Skip to content

Conversation

mnonnenmacher
Copy link
Member

@mnonnenmacher mnonnenmacher commented Jun 14, 2025

A draft for license text providers, created for early feedback. The plan is to convert the existing logic into separate providers that are queried in the order defined by the user, so two more will be added:

  • ScanCode license text provider, to provider license texts from a local ScanCode installation.
  • A provider for a directory containing custom license texts.
    I would also like to add on that downloads license texts on demand from https://scancode-licensedb.aboutcode.org.

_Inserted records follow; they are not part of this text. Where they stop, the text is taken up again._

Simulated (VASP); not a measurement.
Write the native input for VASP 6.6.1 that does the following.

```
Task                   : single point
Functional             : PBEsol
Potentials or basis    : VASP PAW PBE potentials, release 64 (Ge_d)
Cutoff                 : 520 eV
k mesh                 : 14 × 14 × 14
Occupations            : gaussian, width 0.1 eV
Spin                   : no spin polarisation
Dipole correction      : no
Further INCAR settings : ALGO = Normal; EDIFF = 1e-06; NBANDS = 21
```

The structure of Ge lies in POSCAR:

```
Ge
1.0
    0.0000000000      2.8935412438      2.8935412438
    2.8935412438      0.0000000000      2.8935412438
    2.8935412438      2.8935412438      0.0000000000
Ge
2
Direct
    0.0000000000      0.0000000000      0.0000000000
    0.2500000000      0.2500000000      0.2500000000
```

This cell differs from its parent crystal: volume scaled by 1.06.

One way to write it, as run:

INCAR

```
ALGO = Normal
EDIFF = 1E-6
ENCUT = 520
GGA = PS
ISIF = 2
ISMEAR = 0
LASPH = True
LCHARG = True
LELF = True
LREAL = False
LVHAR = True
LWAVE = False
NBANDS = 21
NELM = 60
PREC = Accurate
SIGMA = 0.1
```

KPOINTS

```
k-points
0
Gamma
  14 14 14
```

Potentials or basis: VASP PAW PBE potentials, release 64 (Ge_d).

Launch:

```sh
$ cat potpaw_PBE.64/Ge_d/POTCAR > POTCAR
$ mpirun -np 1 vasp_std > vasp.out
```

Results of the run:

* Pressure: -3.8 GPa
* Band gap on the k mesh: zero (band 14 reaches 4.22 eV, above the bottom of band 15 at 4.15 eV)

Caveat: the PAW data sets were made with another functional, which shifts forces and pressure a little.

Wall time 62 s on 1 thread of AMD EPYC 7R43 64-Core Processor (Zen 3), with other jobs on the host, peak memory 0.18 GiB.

@sschuberth I just discovered #9620, so should this API be renamed to LicenseDataProvider already and the metadata model and functions could be added later?

TODO:

  • Take new API into use
  • Remove old API
  • Generate plugin docs
  • Write docs for license fact providers
  • Fix failing tests.

Copy link

codecov bot commented Jun 14, 2025

Codecov Report

✅ All modified and coverable lines are covered by tests.
✅ Project coverage is 57.40%. Comparing base (d47c9ac) to head (2326dbf).
⚠️ Report is 12 commits behind head on main.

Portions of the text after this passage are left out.